Friday, 3 December 2010

Winter wanderings

With all this white shit taking a firm grip of the Eastern edges and the S Lakes being particularly sketchy, we have been continuing our visits to the majestic Orme that rarely ceases to give a productive session.

Thursday 25th Nov

Myself, Sean, Mark and Joe hit the Orme and it was suprisingly warmer than Monday's session. A lot of stuff was wet so the warmup was a bit trickier this time, with Rockatrocity being problem number 2 or 3! I did Cave Life short and was then ready to get on Oppotrocity again. The shoulders needed a couple of stretches over to the 2nd pocket to get warm and as soon as I got the backhand to the flake I took it down. Not sure if it's 8a but it's harder than RA and quite well suited being shouldery moves involving lots of foot clamping/toe hooking.

I managed to fall off with a foot on left wall from the start of In Life a couple of times then tried the arch moves in the opposite direction to keep warm. I wasn't getting very far on this, so decided to just try something harder again!
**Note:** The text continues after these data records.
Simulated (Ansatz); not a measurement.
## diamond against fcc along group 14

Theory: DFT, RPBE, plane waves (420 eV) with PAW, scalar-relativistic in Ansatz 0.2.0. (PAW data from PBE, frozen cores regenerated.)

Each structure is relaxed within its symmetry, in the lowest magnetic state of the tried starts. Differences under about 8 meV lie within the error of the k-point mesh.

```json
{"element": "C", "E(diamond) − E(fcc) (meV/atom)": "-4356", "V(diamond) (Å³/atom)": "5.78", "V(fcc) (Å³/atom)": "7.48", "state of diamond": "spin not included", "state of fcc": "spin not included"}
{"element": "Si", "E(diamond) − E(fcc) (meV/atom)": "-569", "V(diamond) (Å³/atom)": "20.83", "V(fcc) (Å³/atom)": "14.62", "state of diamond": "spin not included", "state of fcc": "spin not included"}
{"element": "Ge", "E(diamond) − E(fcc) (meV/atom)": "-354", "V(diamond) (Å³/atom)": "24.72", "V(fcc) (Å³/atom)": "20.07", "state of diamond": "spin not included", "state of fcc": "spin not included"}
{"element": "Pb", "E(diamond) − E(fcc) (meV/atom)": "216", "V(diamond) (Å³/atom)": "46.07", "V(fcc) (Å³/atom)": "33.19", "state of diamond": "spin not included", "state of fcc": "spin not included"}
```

So I got on Louis Armstrong...

I couldn't work out the first move but got close going right hand out to a small sloping edge and tried to drop in the left hand clamping the feet in various positions. The crux slap felt impossible without just stepping on to the ground as the foot position didn't feel at all obvious (from getting home later I realised both Danny and nacho step their right foot out wide and use the hips a lot to generate some momentum) I could do the drop in match on the undercuts and climbed the problem to the finish from holding the slap out position (doing the left hand drop in and then to the finish). It was good fun to do some new moves and now that I know how fierce the first and crux move are, I can try and do some training before the next visit. If I can do it within the next 3 years I'll be happy! Maybe it can be done in less time if I really want it enough to train specifically?

I 'warmed down' trying the Greenheart connection from the Lou F press off the ramp and managed to do the undercut match twice in near darkness, with the right foot staying on becoming very low percentage! I nearly got across to the break only to fire out the gopping fingerjug on BH. Keen to put more time in on this section next year once other business is taken care of.

We got back to the wall in the evening and instead of a relaxing cuppa, we got stuck in and had a further 2 hour climb on the 45 board getting burned off by Shauna. She was looking scarily strong and crushing moves I was struggling to do. I'll have to get back on them when fresh and see how much work needs doing!

Thursday 2nd Dec

The forecast was grim for a lot of the North and East, so we went up high and into the icy winds on top of the Little Orme to seek out classic Welsh desperation. We were not to be disappointed with the fairly hardcore buttress of Caveman.

No number of starjumps, sprints or hand gripper exercise could summon blood to my extremeties, so I gave up and booted up into a super tight pair of freezing dragons (which were my comfy shoe for the day).

We did what we thought was Floppy's reach, realised it went right then did the proper version, which features quite a nice move through a pinch.

The next warmup problem was Patch's problem, a v6 that felt a little stiff for the grade where you cross to a lovely 3 finger pocket, then lock miles to deadpoint a dish and try and cram 3 fingers in to this, get the right toe on a smear, grab a sidepull, then slap to victory. It took about 2 or 3 goes to work out the foot positioning and I did it with a big drop knee that would have dismayed Dave 'Face on climbing' Pinnington!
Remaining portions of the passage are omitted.